Expectations of using AI in Children's Picture Books
I've written before about the use of AI in relation to producing a children's picture book - the pros, the cons, the acceptance, the revulsion - so, I'm not going to touch on those issues again here. And this won't be a discussion on the philosophical or societal implications of using AI. Not in this post, anyway. This post is simply meant as a way to temper any exuberant expectations you may have if you're thinking of creating your own AI-aided children's picture book. So, with that out of the way, let's go!
Consistently Designed Characters
No matter how good the AI is or how well you write your prompts, you probably won't get consistent looking characters throughout. This is one of the main pain-points for creators using AI when trying to tell stories around recurring characters. The tech right now is good, but most tools require a certain level of technical proficiency and AI know-how to get consistent looking characters. Even at that, you can often see variations in characters from page-to-page or panel-to-panel. So, employ "KISS."
Keep It Simple, Stupid
Keep It Simple, Stupid (KISS) is an old saying birthed from the engineering world, and heavily used and promoted in the technology and programming world (the world I came from). And it's applicable to AI storytelling at this moment in time. Instead of using AI for a character-driven story, come up with an idea that'll work with the current state of AI generated art.

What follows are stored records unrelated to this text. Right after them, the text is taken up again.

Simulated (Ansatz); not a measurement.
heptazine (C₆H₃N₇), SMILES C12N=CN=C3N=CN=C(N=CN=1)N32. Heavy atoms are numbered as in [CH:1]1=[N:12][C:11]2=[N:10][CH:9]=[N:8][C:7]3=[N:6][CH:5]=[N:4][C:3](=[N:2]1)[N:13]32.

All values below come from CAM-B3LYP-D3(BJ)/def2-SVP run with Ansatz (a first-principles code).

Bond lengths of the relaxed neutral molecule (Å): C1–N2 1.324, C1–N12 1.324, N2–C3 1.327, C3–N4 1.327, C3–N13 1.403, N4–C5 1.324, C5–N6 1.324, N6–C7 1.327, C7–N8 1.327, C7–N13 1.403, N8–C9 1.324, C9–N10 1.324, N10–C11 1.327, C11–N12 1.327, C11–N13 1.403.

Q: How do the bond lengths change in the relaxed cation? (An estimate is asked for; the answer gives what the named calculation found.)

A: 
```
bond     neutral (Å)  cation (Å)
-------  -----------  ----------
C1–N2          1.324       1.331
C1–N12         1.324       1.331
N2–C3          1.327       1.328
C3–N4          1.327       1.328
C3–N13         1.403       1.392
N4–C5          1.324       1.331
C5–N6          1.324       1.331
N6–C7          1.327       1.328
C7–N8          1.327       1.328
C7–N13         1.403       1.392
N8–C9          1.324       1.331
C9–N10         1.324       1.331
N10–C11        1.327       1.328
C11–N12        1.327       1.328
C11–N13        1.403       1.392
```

Practice. Practice. Practice.
After coming up with a workable theme, the next step is to practice. It is easy, yes, but it takes a little time to get the hang of it. Don't expect your first prompt to match that visual you've had stuck in your head for the last five years. You have to read and understand each tool's models and how best to craft your prompts to get the results you want.
Some Results Come Quick. Some Don't. Some Not at All.
So now that you have a theme and put some effort into learning and practicing your AI-generating skills, it's smooth sailing to a finished children's picture book, right? Well, probably not.
Having done three books now and spent time working on three others that didn't make the cut, I'm often surprised at what works and what doesn't. I've crafted many prompts I thought would generate perfectly on the first gen, only to abandon them after many unsuccessful subsequent gens. And then there are those prompts I thought wouldn't work but ended up working so well, minimal or no modifications were needed. Let's look at some examples.
It's a Beaver's Tale
One of the animals I was going to include in "If Animals Had Jobs 3" was a beaver (who actually replaced another animal from my original set that didn't sit with me after I actually finished the book. Anyway...). Since the series is aimed at a young audience, I went with a beaver with its well-known attributes and industrious habits. The prompt went something like:
"...a beaver working as a lumberjack surrounded by cut trees."
The original gen is the first image. Hmm...not bad. I modified this image by changing the backgrounds with additional generations. In the end, however, the feel of the image felt out of place with the rest of the book's illustrations. So, back to the drawing board and a few more generations with a modified prompt.
Nice images, and getting closer, but the images looked too much like they came right out of some nature magazine. So, I gave our industrious rodent some lumberjack clothes, changed up his style, and placed him in a few different backgrounds.
All fine, but still not what I wanted. I didn't think I was going to get what I was going for, so it was time for Mr. Beaver to retire from his lumberjacking ways. Perhaps we'll pull him out of retirement at some point in the future.
Jumping for Joy
Here's one image that took a single prompt, no additional variations, and no editing. We have a Goliath frog performing his duties as a singer in a heavy metal band. All hail heavy metal! From book 3:
"A Goliath frog could be a heavy metal singer."
Writing is a Lonely Job. Especially for a Dragon.
Some images require multiple generations from multiple prompts, several different prompts, variations of all the prompts, and additional post-gen editing. Here's one such example. From book 3:
"A Komodo dragon could be a fantasy writer."
I liked the last variation and went with that. Some of the lizards didn't look like Komodos and you can see where the AI was going with the second image, which is interesting.
Now I needed a way to convey that the Komodo dragon was a fantasy writer. Initially, the thought was to show him, well, deep in thought about a typical looking dragon. A few prompts later, I had a dragon that fit the bill. Now, the background of the Komodo dragon had to be removed, a thought balloon generated and added, the fantasy dragon re-generated and extended to fit the balloon, and then all mashed together to get the final result.
Hmm...the concept and look of Mr. Komodo worked for me, but not the end result. Back to the generating board! This time, instead of our scribe thinking about a dragon, I'll adorn his writing cave with pictures of dragons. First, I needed to generate images of dragons in picture frames.
These weren't bad, but even when extending the generation, the frames weren't quite right. And I didn't like the looks of the dragons. So, I generated several empty picture frames and additional dragons to go with them.
Putting it all together, we get the finished page that's in the book.
Note: There were many more generations and images before landing on the final result than what I'm showing here.
AI is here to stay. I find it incredibly useful, not only for supplementing certain stories, but in my everyday workflow. Give it a shot! But temper those expectations!